Nobody knows where this nascent Donald Trump presidency is going. New administrations start off with an infinite number of potential trajectories, but this one is even more unpredictable than others. Trump could still turn out to be a successful president. As an American, I certainly hope he will. But today at least, it looks more like a “death by a thousand cuts.”
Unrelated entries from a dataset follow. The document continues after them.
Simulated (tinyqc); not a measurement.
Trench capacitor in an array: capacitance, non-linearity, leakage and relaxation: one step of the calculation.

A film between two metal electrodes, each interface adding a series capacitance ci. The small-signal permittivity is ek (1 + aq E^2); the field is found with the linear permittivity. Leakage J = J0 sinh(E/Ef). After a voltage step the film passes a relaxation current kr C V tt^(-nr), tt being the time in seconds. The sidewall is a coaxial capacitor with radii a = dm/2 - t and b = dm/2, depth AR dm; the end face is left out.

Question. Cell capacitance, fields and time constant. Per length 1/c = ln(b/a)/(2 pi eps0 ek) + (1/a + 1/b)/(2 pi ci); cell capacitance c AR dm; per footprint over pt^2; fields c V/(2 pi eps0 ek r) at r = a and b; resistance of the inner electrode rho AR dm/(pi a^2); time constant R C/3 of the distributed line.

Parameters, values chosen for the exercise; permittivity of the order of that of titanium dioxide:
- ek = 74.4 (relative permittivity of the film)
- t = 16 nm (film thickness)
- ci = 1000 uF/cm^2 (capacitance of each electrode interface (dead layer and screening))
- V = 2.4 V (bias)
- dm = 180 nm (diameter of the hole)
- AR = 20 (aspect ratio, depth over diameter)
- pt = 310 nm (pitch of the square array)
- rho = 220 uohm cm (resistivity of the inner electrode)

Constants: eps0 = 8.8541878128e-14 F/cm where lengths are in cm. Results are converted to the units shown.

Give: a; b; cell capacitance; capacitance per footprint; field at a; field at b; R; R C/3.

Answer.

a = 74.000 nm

Every president hits speed bumps; mistakes are made and unfortunate breaks occur, abbreviating honeymoons, creating headwinds, and sending approval ratings into tailspins. But a president who came into office having lost the popular vote by 2.1 percentage points—with just over 2.8 million votes fewer than his rival—and with an initial Gallup Poll job rating of 45 percent approval, 45 percent disapproval before his first week in office is completed, and with things only worsening since then, is a different story. For the week of March 13-19, the nightly Gallup tracking poll of adults nationwide pegged the president’s approval at 40 percent, with 55 percent disapproving. And The Huffington Post’s Pollster.com and RealClearPolitics.com averages of the national polls stand at 42 percent approval to 53.7 percent disapproval, and 43 percent approval to 51 percent disapproval, respectively. In modern history, no president has had underwater poll numbers nearly this early. It took George H.W. Bush 1,336 days in office before his Gallup disapproval rating first hit 50 percent, George W. Bush 1,205 days, Barack Obama 936 days, Ronald Reagan 727 days and Bill Clinton 573 days. For Donald Trump, it took only eight days. That underscores the argument that there was no honeymoon for this president.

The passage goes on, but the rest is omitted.